What caused the Palestinian refugee problem?

Exclusive PMW video compilation of 13 personal stories
told by refugees themselves
  • "Cars with megaphones roamed the streets, demanding that people leave"
  • "The one who made us leave was the Jordanian army"
  • "The radio stations of the Arab regimes kept repeating to us: 'Get away'"
  • "Our [Arab] district officer issued an order that whoever stays in Palestine is a traitor"
  • The Arab Salvation Army told the Palestinians: "We have come to you in order to exterminate the Zionists... Leave your houses and villages, you'll return to them safely in a few days."
  • "The Arab Salvation Army said: 'Leave, but don't go far from the village because they [the Jews] will make a short visit...' The people left with nothing, even without bread."

By Itamar Marcus​
What caused the Palestinian refugee problem? Why did hundreds of thousands of Arabs leave their homes during Israel's War of Independence in 1948?
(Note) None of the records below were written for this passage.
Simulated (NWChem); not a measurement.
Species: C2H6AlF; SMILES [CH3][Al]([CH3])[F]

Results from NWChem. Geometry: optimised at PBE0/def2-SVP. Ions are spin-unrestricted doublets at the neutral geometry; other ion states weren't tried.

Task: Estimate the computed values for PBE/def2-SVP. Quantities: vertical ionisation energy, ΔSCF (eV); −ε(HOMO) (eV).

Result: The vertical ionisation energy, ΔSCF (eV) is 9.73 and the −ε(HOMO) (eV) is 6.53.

This new Palestinian Media Watch video compilation adds important evidence to help clarify this question of historical importance. The video includes 13 personal stories mostly by Palestinian refugees from different regions telling what caused them to leave their homes in 1948. The common denominator of these testimonies is that the massive flight of Arabs was not from an Israeli "expulsion," as the PA claims, but was the result of a strategic decision by the Arab leaders and Arab armies who demanded that the Arabs leave. Others describe their families' decisions to leave because of fear of the coming battles. Some of the testimonies are from people who moved on to leadership positions, such as PA leader Mahmoud Abbas, who explains why his family along with the Arabs of Safed made the choice to leave. A few of the accounts are by Palestinian journalists who describe what caused the general flight.

Summing up the reasons Arabs left, Mahmoud Al-Habbash, currently one of the top Palestinian Authority religious figures, wrote:
"Most of them did not leave until they believed the false promises made by the [Arab] leaders and the political elites."
[Official PA daily, Al-Hayat Al-Jadida, Dec. 13, 2006]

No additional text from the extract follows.